Details:
- Removed explicit reference to The University of Texas at Austin in the
third clause of the license comment blocks of all relevant files and
replaced it with a more all-encompassing "copyright holder(s)".
- Removed duplicate words ("derived") from a few kernels' license
comment blocks.
- Homogenized license comment block in kernels/zen/3/bli_gemm_small.c
with format of all other comment blocks.
* Add appveyor file
* Build script
* Remove fPIC for now
* copy as
* set CC and CXX
* Change the order of immintrin.h
* Fix testsuite header
* Move testsuite defs to .c
* Fix appveyor file
* Remove fPIC again and fix strerror_r missing bug
* Remove appveyor script
* cd to blis directory
* Fix sleep implementation
* Add f2c_types_win.h
* Fix f2c compilation
* Remove rdp and rename appveyor.yml
* Remove setenv declaration in test header
* set CPICFLAGS to empty
* Fix another immintrin.h issue
* Escape CFLAGS and LDFLAGS
* Fix more ?mmintrin.h issues
* Build x86_64 in appveyor
* override LIBM LIBPTHREAD AR AS
* override pthreads in configure
* Move windows definitions to bli_winsys.h
* Fix LIBPTHREAD default value
* Build intel64 in appveyor for now
Details:
- Changed the void* arguments of the following static functions:
bli_is_aligned_to()
bli_is_unaligned_to()
bli_offset_past_alignment()
to siz_t, and the return type of bli_offset_past_alignment() from
guint_t to siz_t. This allows for more versatile usage of these
functions (e.g. when aligning both pointers and leading dimension).
- Updated all invocations of these functions, mostly in kernels/penryn
but also in kernels/bgq, to include explicit typecasts to siz_t when
pointer arguments are passed in.
- Thanks to Devin Matthews for pointing out this potential bug (via issue
#211).
- Deleted a few trailing spaces in various penryn kernels.

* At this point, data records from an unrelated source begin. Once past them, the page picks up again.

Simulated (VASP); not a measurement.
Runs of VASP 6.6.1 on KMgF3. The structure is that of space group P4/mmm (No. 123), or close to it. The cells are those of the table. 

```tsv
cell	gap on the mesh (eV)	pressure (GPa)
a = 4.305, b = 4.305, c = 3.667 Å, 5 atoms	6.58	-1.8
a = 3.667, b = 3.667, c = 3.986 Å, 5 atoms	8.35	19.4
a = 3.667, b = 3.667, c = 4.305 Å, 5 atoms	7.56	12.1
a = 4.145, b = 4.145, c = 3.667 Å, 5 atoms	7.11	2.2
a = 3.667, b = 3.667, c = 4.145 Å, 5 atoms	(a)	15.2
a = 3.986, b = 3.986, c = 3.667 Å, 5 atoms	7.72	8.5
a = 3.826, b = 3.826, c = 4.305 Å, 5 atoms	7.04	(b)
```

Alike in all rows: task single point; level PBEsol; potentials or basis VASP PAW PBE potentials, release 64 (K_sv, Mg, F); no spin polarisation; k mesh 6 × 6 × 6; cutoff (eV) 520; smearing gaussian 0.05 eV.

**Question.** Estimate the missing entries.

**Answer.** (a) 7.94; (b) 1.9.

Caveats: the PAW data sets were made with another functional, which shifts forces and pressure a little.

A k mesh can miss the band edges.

- Removed duplicate instances of the words "derived" and "THEORY" from
various kernel license headers, likely from a malformed recursive sed
performed long ago.
Details:
- Converted most C preprocessor macros in bli_param_macro_defs.h and
bli_obj_macro_defs.h to static functions.
- Reshuffled some functions/macros to bli_misc_macro_defs.h and also
between bli_param_macro_defs.h and bli_obj_macro_defs.h.
- Changed obj_t-initializing macros in bli_type_defs.h to static
functions.
- Removed some old references to BLIS_TWO and BLIS_MINUS_TWO from
bli_constants.h.
- Whitespace changes in select files (four spaces to single tab).
Details:
- Merged contributions made by AMD via 'amd' branch (see summary below).
Special thanks to AMD for their contributions to-date, especially with
regard to intrinsic- and assembly-based kernels.
- Added column storage output cases to microkernels in
bli_gemm_zen_asm_d6x8.c and bli_gemmtrsm_l_zen_asm_d6x8.c. Even with
the extra cost of transposing the microtile in registers, this is
much faster than using the general storage case when the underlying
matrix is column-stored.
- Added s and d assembly-based zen gemmtrsm_u microkernel (including
column storage optimization mentioned above).
- Updated zen sub-configuration to reflect presence of new native
kernels.
- Temporarily reverted zen sub-configuration's level-3 cache blocksizes
to smaller haswell values.
- Temporarily disabled small matrix handling for zen configuration
family in config/zen/bli_family_zen.h.
- Updated zen CFLAGS according to changes in 1e4365b.
- Updated haswell microkernels such that:
- only one vzeroupper instruction is called prior to returning
- movapd/movupd are used in leiu of movaps/movups for double-real
microkernels. (Note that single-real microkernels still use
movaps/movups.)
- Added kernel prototypes to kernels/zen/bli_kernels_zen.h, which is
now included via frame/include/bli_arch_config.h.
- Minor updates to bli_amaxv_ref.c (and to inlined "test" implementation
in testsuite/src/test_amaxv.c).
- Added early return for alpha == 0 in bli_dotxv_ref.c.
- Integrated changes from f07b176, including a fix for undefined
behavior when executing the 1m method under certain conditions.
- Updated config_registry; no longer need haswell kernels for zen
sub-configuration.
- Tweaked marginal and pass thresholds for dotxf.
- Reformatted level-1v, -1f, and -3 amd kernels and inserted additional
comments.
- Updated LICENSE file to explicitly mention that parts are copyright
UT-Austin and AMD.
- Added AMD copyright to header templates in build/templates.
Summary of previous changes from 'amd' branch.
- Added s and d assembly-based zen gemm microkernels (d6x8 and d8x6) and
s and d assembly-based zen gemmtrsm_l microkernels (d6x8).
- Added s and d intrinsics-based zen kernels for amaxv, axpyv, dotv, dotxv,
and scalv, with extra-unrolling variants for axpyv and scalv.
- Added a small matrix handler to bli_gemm_front(), with the handler
implemented in kernels/zen/3/bli_gemm_small_matrix.c.
- Added additional logic to sumsqv that first attempts to compute the
sum of the squares via dotv(). If there is a floating-point exception
(FE_OVERFLOW), then the previous (numerically conservative) code is
used; otherwise, the result of dotv() is square-rooted and stored as
the result. This new implementation is only enabled when FE_OVERFLOW
is #defined. If the macro is not #defined, then the previous
implementation is used.
- Added axpyv and dotv standalone test drivers to test directory.
- Added zen support to old cpuid_x86.c driver in build/auto-detect/old.
- Added thread-local and __attribute__-related macros to bli_macro_defs.h.